Isolating the Problem at the United Nations
Rich Tucker /
Look how far Progressivism has come: As he prepared to lead the United States into World War I (less than a year after being re-elected by campaigning that he’d kept us out of the war), President Woodrow Wilson proclaimed that our intervention would make the world “safe for democracy.” Not quite a century later, President Barack Obama, the modern face of progressivism, addressed the United Nations (which is modeled on Wilson’s failed dream of the League of Nations) and declared that the United States was exceptional—because it was so concerned with helping others.
“Some may disagree, but I believe America is exceptional—in part because we have shown a willingness through the sacrifice of blood and treasure to stand up not only for our own narrow self-interests, but for the interests of all,” Obama declared. “I have made it clear that even when America’s core interests are not directly threatened, we stand ready to do our part to prevent mass atrocities and protect basic human rights. But we cannot and should not bear that burden alone.”

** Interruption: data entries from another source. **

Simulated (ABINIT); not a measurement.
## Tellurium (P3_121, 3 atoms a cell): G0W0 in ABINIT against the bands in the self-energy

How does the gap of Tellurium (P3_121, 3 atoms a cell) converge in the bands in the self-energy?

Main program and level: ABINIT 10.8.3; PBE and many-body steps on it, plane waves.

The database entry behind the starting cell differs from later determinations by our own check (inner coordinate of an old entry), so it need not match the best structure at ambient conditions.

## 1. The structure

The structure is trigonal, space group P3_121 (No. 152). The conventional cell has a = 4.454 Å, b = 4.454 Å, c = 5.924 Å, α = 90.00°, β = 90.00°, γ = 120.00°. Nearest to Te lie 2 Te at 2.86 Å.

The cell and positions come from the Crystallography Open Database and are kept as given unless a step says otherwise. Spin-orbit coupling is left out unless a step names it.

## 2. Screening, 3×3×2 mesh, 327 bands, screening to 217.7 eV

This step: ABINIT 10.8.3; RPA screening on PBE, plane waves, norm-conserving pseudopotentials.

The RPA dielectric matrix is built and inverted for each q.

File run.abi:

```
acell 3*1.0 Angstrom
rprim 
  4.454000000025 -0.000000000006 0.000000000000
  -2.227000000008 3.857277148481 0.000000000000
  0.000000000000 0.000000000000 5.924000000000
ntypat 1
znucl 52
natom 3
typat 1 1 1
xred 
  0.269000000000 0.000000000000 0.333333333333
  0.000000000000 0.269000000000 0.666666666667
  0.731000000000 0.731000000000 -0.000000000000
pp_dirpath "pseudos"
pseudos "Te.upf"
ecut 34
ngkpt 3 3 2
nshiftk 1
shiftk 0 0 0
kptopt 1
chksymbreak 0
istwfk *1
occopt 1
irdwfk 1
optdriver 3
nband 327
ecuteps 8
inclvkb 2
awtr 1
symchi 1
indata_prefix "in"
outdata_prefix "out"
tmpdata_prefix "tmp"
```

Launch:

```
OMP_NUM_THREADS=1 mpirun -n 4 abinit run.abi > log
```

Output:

Well, he’s certainly correct about the “exceptional” part. But perhaps the President needs another reminder that “American Exceptionalism” isn’t based on the self-interests of Americans. Exceptionalism exists because the Founders based our nation on a universal idea. From our very birth, Matthew Spalding writes, the Declaration of Independence has been “a timeless statement of inherent rights, the proper purposes of government, and the limits on political authority.”
The Founders looked to self-evident truths to justify their quest for liberty. This is a universal and permanent standard, and it applies to people in all nations, not simply the U.S.
That has important implications for American foreign policy, but it doesn’t mean American troops should go abroad seeking to impose our creed. Rather, we should spread our ideas as naturally as possible by setting a positive example, using diplomacy, and promoting truth. As Marion Smith writes in a new Heritage Special Report, “America’s Founders actually advocated and acted upon the idea that prosperity at home comes through active trade abroad and that peace is best secured through military strength and foreign respect of U.S. sovereignty and the principles of liberty.”
So where did Obama get his ideas? Political scientist Christopher Burkett writes that Obama’s views are in keeping with his ideological background. “Heirs to the Progressives tend to emphasize that the primary, if not exclusive, purpose of the use of force abroad should be to promote the freedom and welfare of other peoples. Heirs to the American Founders, on the other hand, tend to believe that the use of force abroad should be employed first and foremost for the sake of securing the lives and liberty of America’s own citizens.”
The United States has led the globe for decades, spreading our successful ideas of growth, opportunity, and free trade to billions of people. We will continue to lead—not from behind but by putting our founding ideals right out in front and remaining true to them.